# Remington Mohawk 600 defect/recall



## Johnboat (Jun 7, 2004)

I didnt want to hijack the other thread, but somewhere in the fuzzy back of my lawyer brain I remembered that this particular rifle was the subject of a pretty famous product liability suit many years ago. So I googled it and Remington has a safety modification procedure for this rifle.


----------



## willydavenport (Jun 4, 2004)

If I remember correctly, didn't some of them have a problem with going off when you switched from safety to fire??


----------



## DukCutter (Mar 6, 2008)

The trigger that remington manufactured was bascially a plastic one. It had **** parts and as I have heard people had trouble with the gun going off unexplainably making it very dangerous. Remington did a recall and had the trigger assembly replaced on any that were turned in to do so. I must admit, I haven't sent mine in. I have an old 243 600 and I love it. IMO next to a ranch rifle or AR15 as far as size goes this is a great truck weapon.


----------



## McBuck (Mar 24, 2006)

My first deer rifle was a Mohawk 600 in .243 that I got around 1975. They did have a problem with the safety/trigger and there was a recall. We sent mine in at that time and had the repair made although we had never had any problem with it. 

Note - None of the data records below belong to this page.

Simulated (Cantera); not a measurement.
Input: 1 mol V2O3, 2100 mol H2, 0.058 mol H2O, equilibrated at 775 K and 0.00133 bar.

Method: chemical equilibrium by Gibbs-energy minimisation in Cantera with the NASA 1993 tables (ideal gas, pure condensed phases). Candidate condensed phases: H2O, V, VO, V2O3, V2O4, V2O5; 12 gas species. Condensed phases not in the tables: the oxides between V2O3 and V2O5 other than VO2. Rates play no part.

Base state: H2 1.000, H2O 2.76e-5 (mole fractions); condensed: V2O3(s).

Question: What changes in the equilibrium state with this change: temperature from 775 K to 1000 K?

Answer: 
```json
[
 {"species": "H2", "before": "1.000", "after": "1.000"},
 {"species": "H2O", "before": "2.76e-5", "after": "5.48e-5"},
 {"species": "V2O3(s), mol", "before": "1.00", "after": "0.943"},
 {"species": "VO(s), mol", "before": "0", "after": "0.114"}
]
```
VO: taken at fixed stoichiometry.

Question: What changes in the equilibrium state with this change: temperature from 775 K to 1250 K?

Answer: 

It was one fine shooting gun. My Dad and I killed I don't know how many deer, pigs, coyotes, etc. with it over the years. Sadly, my parents' apartment burned last November and they had to go to a hotel. My Dad had rescued most of his guns from the apartment and had them in his minivan covered by a blanket in the back. They didn't get to hotel till late and he didn't take the time to haul of them up to the room (keep in mind he is 82). I am sure you can see how this story is going... Yep...someone broke into his van that night and stole most of his guns along with some other items. The old trusty .243 was gone. 

My poor old folks had already suffered a devastating loss in the fire and then some *&%# had to go an steal from them, too. Some people...


----------



## CHARLIE (Jun 2, 2004)

Yes they had a recall years ago...I caint remember someone tell me. Was the 600 or 660 the all steel model no plastic. 

Charlie


----------



## Haute Pursuit (Jun 26, 2006)

Yeah it was a certain range of serial numbers, not all of them. It had to do with the falling block safety engaging the trigger because of a small burr on the trigger mechanism if I remember right. I had mine back then and it wasn't affected by the recall.


----------



## S-3 ranch (May 26, 2004)

*ditto on mine*

mine went off twice before we sent it in , i still is ok never had any problems since


McBuck said:


> My first deer rifle was a Mohawk 600 in .243 that I got around 1975. They did have a problem with the safety/trigger and there was a recall. We sent mine in at that time and had the repair made although we had never had any problem with it.
> 
> It was one fine shooting gun. My Dad and I killed I don't know how many deer, pigs, coyotes, etc. with it over the years. Sadly, my parents' apartment burned last November and they had to go to a hotel. My Dad had rescued most of his guns from the apartment and had them in his minivan covered by a blanket in the back. They didn't get to hotel till late and he didn't take the time to haul of them up to the room (keep in mind he is 82). I am sure you can see how this story is going... Yep...someone broke into his van that night and stole most of his guns along with some other items. The old trusty .243 was gone.
> 
> My poor old folks had already suffered a devastating loss in the fire and then some *&%# had to go an steal from them, too. Some people...


----------



## gundoctor (May 20, 2004)

I don't remember the serial number range on the XP100, but all 600 and 660 with no letter prefix or a "A" prefix to the serial number, were subject to the recall.
I can remember doing 25 recalls in one day back in the late 70s.
The trigger they replaced the original with, was the same as the 700.
Contrary to what has been posted in this thread, plastic parts wasn't the problem.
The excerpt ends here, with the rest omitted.